AirSculpt Technologies, Inc. (AIRS) Earnings
AirSculpt Technologies, Inc. is expected to report next earnings on August 7, 2026 (in NaN days), with a consensus EPS estimate of $0.01. AIRS has beaten EPS estimates in 2 of its last 12 reported quarters (average surprise -79.2% over the last four).
| Report date | EPS est | EPS actual | Surprise | Revenue | Rev. surprise |
|---|---|---|---|---|---|
| May 8, 2026 | $-0.02 | $-0.03 | -50.0% | $39M | +0.5% |
| Nov 7, 2025 | $-0.01 | $-0.04 | -300.0% | $35M | +0.2% |
| Aug 1, 2025 | $0.02 | $0.02 | +0.0% | $44M | +10.6% |
| May 2, 2025 | $-0.03 | $-0.02 | +33.3% | $39M | -14.5% |
| Mar 14, 2025 | $0.02 | $-0.08 | -500.0% | $39M | -21.2% |
| Nov 8, 2024 | $-0.01 | $-0.02 | -100.0% | $43M | -4.5% |
| Aug 9, 2024 | $0.13 | $0.09 | -30.8% | $51M | -7.7% |
| May 10, 2024 | $0.08 | $0.03 | -62.5% | $48M | -4.4% |
| Feb 27, 2024 | $0.11 | $0.01 | -90.9% | $48M | -1.0% |
| Nov 9, 2023 | $0.09 | $0.05 | -44.4% | $47M | -2.7% |
| Aug 11, 2023 | $0.15 | $0.13 | -13.3% | $56M | +3.0% |
| May 12, 2023 | $0.05 | $0.10 | +100.0% | $46M | +6.6% |
Source: company filings + earnings calendar. For informational purposes only — not investment advice.
Earnings call summary
Q1 FY2026 · May 8, 2026
AI summary of management’s prepared remarks and analyst Q&A. For informational purposes only — not investment advice.
Management highlights
First, the first quarter was a key turning point with stabilized revenue, positive same store sales, expanded gross margin, investments in marketing and talent, reduced non-consumer-facing expenses, and strengthened balance sheet. Second, strategic priorities include: introducing new services to capture GLP-1 market opportunity where GLP-1 user base growth creates a tailwind, AirSculpt's minimally invasive procedures are desired, newer procedures like skin tightening and removal are growing with over 150 skin excision procedures in Q1; enhancing sales and marketing strategy with expanded media mix, improved digital funnel and website driving higher quality leads, better conversion and sales execution improvement; maintaining strong financial discipline with debt reduction, repaid nearly $30 million of debt over last five quarters, leverage below 2.5 turns, in process to refinance term loan.
Guidance
Reaffirming full-year 2026 outlook with revenue in the range of $151 to $157 million and adjusted EBITDA in the range of $15 to $17 million. Expecting the business to build momentum as the year progresses, with midpoint of revenue range reflecting approximately 3% comparable growth excluding London. Anticipating sequential improvement in both revenue and EBITDA in absolute dollars versus Q1 in Q2, a seasonally stronger quarter.
Segment performance
The first quarter marked a key turning point. Revenue was flat year over year and delivered positive same center sales for the first time in over two years. Gross margin was expanded. Investments were made in marketing and talent while non-consumer-facing expenses were reduced, resulting in healthy profitability. The balance sheet was strengthened, ending the quarter with over $16 million in cash and leverage below 2.5 times, a reduction compared to the same time last year.
Analyst Q&A
Q: Hi, good morning. Thanks for taking the questions here. Yogi, maybe I can start on the Q1 results. Clearly, it looks like demand has stabilized. Revenue results are starting to trend back up in the right direction. I guess What's been working well so far in the quarter? How much would you attribute it to the enhanced marketing strategy versus the new skin tightening services versus maybe just a better demand environment overall for body contouring procedures?
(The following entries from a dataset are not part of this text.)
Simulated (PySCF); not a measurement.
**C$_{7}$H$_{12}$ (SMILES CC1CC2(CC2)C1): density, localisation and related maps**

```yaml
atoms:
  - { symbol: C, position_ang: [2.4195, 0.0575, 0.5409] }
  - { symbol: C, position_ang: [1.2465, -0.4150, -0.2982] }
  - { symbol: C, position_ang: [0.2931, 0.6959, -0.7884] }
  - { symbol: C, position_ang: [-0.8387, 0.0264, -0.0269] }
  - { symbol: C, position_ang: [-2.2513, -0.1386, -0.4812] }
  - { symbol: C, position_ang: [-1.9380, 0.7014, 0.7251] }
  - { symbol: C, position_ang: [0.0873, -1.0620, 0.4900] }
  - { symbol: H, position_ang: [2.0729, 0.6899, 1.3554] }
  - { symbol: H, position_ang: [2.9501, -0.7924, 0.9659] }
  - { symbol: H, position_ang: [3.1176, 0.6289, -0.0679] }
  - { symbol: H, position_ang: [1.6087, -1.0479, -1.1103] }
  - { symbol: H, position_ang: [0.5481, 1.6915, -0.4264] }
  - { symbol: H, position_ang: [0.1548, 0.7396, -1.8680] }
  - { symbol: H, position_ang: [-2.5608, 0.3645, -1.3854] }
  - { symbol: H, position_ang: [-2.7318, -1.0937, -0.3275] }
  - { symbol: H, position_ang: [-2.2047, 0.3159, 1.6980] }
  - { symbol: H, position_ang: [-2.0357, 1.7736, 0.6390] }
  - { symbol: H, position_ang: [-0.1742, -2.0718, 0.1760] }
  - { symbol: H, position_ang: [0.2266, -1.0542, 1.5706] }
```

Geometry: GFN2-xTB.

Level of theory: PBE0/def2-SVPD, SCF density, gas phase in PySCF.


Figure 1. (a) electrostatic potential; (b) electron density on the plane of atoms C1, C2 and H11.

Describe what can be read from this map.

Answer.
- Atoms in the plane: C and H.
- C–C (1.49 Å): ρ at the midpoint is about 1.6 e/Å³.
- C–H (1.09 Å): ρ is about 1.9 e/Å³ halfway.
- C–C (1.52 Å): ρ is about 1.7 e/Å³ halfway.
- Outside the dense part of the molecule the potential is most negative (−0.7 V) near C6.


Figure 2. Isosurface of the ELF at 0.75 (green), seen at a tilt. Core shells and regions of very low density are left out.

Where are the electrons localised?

A: Sam, thank you so much for the question. So we see that, first of all, obviously we have three Twitter results in Q1 and continue to build on that. We've seen that it was the actions we took and we are taking, which is driving the improvements, primarily around the enhanced marketing strategy and what that's doing, not just to leads and consoles, but showing up in revenue as well. All of those actions and the underlying performance metrics that are going into it are working. So the building blocks are there to deliver growth. As far as the expanded procedures are concerned, we continue to be excited about the early progress from the pilot and the learnings we've gained to date around skin removals. They're still in pilot phase and being rolled out across centers, so they've not been a meaningful incremental contributor yet to what we are doing. The consumer environment is still... I'd say challenging, especially for considered purchases. So in summary, the improvement we are seeing, we are able to tie back directly to the enhancements to sales and marketing and all of the foundational work we did in 2025. And we have more upside, particularly as we go through the year, particularly as we see the new procedures expand and go from there.
Q: Maybe just a quick follow-up on the balance sheet now strengthened. Do you look at maybe the opportunity to look at opening de novo centers again later this year? Is that still maybe a 2027 dynamic? I guess, how should we be thinking about reinvesting back into opening new centers again?
A: Hi, Sam. This is Michael. Yeah, I mean, as of right now, our plan doesn't contemplate any Denevas in 2026. You know, however, we do continue to be excited about the long-term center opportunity, and we'll open Denevas at the appropriate time. In the short term, as Yogi kind of mentioned, we're still, you know, really focused on improving our same center sales growth. You know, it's our number one priority, and Q1 is a big step in that, right, with the positive comp growth. But right now that's our short-term focus. But certainly DeNovo is an opportunity for us, but nothing contemplated in the year.